Interfax: Ombudsman: Khodorkovsky pardon unlikely to have much effect on Russian business

Boris Titov file photo

MOSCOW. Dec 23 (Interfax) – The Russian president’s commissioner for entrepreneurs’ rights has argued that President Vladimir Putin’s pardoning former oil tycoon Mikhail Khodorkovsky last week is unlikely to exercise any serious effect on business in Russia.

“Of course, for Russian business it is not a big but a positive piece of news. However, this won’t radically affect the overall situation in business because business communities are pragmatic, money-counting people and they don’t react very much to decisions such as Khodorkovsky’s being pardoned by the head of state. It’s more likely to affect the political and social climate in the country,” the ombudsman, Boris Titov, told Interfax on Monday.

Russian business people are more concerned about “how their partners are doing” and “what’s happening in a specific industry or region,” Titov said. Foreign business is more likely to react to Khodorkovsky’s release, he said.

Asked whether his office would give Khodorkovsky any help if the latter asked for it, Titov said: “Our staff have prepared an expert assessment of the Khodorkovsky case. It isn’t an easy case, least of all the second case. No clear legal qualifications have been made in those cases. If Mikhail Borisovich considers it necessary to come to us and raise those issues, we will show him all our expert assessments, and we may hold a public hearing as well.”

Mikhail Khodorkovsky file photoTitov said Khodorkovsky was unlikely to set up a company as large as his former oil company Yukos because, the ombudsman argued, such big amounts of property don’t change hands these days.
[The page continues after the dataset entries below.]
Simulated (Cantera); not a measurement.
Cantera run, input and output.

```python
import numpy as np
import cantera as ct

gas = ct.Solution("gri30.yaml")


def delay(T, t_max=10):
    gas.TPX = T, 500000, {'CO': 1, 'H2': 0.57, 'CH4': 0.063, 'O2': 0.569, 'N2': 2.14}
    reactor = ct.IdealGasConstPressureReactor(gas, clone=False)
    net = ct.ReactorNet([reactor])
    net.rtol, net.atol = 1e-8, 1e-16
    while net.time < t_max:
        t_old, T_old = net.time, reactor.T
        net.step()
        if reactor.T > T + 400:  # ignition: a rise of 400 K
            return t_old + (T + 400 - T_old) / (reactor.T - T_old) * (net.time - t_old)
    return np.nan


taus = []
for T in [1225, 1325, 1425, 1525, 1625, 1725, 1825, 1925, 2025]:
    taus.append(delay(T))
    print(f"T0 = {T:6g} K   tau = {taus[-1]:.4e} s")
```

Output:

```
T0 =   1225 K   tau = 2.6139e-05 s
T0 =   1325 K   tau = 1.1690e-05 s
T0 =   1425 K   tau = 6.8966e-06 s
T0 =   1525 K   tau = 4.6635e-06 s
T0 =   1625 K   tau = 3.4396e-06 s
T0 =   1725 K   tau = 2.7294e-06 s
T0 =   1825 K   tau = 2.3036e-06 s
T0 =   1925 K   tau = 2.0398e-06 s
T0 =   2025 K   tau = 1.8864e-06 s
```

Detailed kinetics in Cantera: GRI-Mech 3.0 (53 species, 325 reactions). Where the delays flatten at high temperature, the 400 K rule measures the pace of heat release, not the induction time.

“But Khodorkovsky has a very large potential, he is an intelligent and knowledgeable man. If he wants to set up some new enterprises, say, in the innovations industry or services industry, he will do so,” Titov said.

Khodorkovsky had told reporters in Berlin on Sunday that, in the letter in which he asked Putin for pardon, he had said he would not seek taking back Yukos assets that he had lost. “In my letter to Putin I said that business and any action for the return of the assets is a closed matter for me,” Titov said.